From raising vast populations of livestock to razing forests for crops, many of the ways land is being transformed for human use are a far cry from sustainable. How can this be reversed?
Capping off Climate Week NYC 2019 at the Global Landscapes Forum on 28 September, the Global Evergreening Alliance launched the Evergreening the Earth campaign to answer this question through restoring degraded lands and improving smallholder farming methods across the developing world. Ahead of the event, Landscape News spoke to CEO Christopher Armitage about the new initiative.
Could you tell us about the Evergreening the Earth campaign?
The campaign aims to sequester 20 billion tons of carbon dioxide from the atmosphere and lock it up in landscapes every year by 2050. We have come at this from the point of addressing food insecurity in some of the most food-insecure environments in the world. The practices we are supporting and promoting enhance food production and resilience to climate change. So it is a win-win.
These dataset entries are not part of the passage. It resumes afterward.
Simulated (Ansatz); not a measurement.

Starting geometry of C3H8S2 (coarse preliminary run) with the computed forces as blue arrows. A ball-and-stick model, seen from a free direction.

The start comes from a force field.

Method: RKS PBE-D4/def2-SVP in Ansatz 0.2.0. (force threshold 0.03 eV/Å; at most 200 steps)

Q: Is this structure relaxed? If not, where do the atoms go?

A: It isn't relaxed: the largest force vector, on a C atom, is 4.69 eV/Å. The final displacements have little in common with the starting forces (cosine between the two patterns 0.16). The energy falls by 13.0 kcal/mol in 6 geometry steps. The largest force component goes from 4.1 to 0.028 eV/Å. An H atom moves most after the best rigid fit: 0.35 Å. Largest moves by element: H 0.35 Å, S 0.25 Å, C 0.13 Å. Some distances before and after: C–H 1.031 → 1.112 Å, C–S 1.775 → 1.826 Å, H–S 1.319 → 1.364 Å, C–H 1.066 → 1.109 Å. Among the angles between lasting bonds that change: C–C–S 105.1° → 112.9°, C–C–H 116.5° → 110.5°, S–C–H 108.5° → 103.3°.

What is the Alliance’s approach to sustainable agriculture, and how does it fit with combating climate change?
It is mainly focused on evergreening agriculture, working with smallholder farmers to build productivity and resilience, and working with pastoralists and on the nexus between sedentary farming and pastoral agricultural systems. We’re trying to bring everyone together around some of the incredible solutions that have been emerging and the evidence that’s been amassed over recent years.
A lot of the focus came from Tony Rinaudo and his work with farmer-managed natural regeneration (FMNR) in Niger in the 1980s. So we have a very scientifically defensible approach to reversing the impacts of climate change at a global scale using FMNR and complementary systems.
In environments with smallholder farmers, in pastoralist and rural communities, it is really something they should practice anyway, for the immediate livelihoods and natural resource benefits that they receive. The climate benefit that the world receives is really a by-product of these systems.
What kind of agricultural techniques are you referring to?
There are a number of different approaches that we are directly supporting through our programs. A lot of them are built initially on FMNR or assisted natural generation, and these are mainly in semi-arid or arid contexts. We mainly work with naturally seeded trees and shrubs or the regeneration of existing rootstock. These massively enhance the productivity of crops when the right trees and shrubs are grown within crops, increasing productivity by 300 to 350 percent.
The other thing we work on is rehabilitating degraded communal lands and watersheds, again through the collaboration of all local stakeholders with managed natural regeneration. It can be done quickly and effectively, it has a significant impact on local water tables and water quality, and it leads to a huge reduction in soil erosion.
In the humid tropics, which have slightly higher rainfalls, we work on more intensive intercropping of leguminous shrubs and trees within crops, primarily with a species called gliricidia. This is a very fast-growing, non-invasive luminous shrub that is very effective at fixing nitrogen from the atmosphere in the soil and depositing a high-nutrient organic mulch onto the soil.
Farmers who have adopted gliricidia intercropping found that they had more resilient agricultural systems and a protective layer of mulch over their soil, which prevented evaporation. The soil also absorbed more water during rainy periods and contains a lot more carbon. Those farmers had higher productivity and yields, even over bad years, than farmers using chemical fertilizers.
In Zambia, for example, it has been adopted by over 180,000 households, and along with higher yields in their maize crops, those farmers also produce five metric tons of biomass a year on average. The household can use some of that for their household fuel requirements, and the remainder can be sold at local markets.
In Sri Lanka, gliricidia has provided the foundation for a commercialized renewable energy market, with more than 20 power plants using this tree. So this is an incredible opportunity for African farmers to be able to adopt similar systems. People are planting it because they are getting better crops of maize, but the unintended by-product is a potential source of electricity.
How can this intensification of sustainable agriculture be spread?
Through our member organizations, we have the grassroots capacity to implement these at massive scales in developing countries across the globe. We have that capacity. What we don’t have is the political and financial support and resources to support that massive collaborative effort. And that’s where we’re hoping, through this global campaign, to really provide much greater visibility to these opportunities, and to come together to support solving these challenges.
So the message is: we can have a sustainable future. We can reverse the impacts of climate change, and we don’t have to do that through some exciting new technology like seeding clouds. The technology is already there. The solution is there, and it’s one that not only mitigates and reverses the impact of climate change. It is also a solution that builds the food security of the planet starting with the poorest of the poor.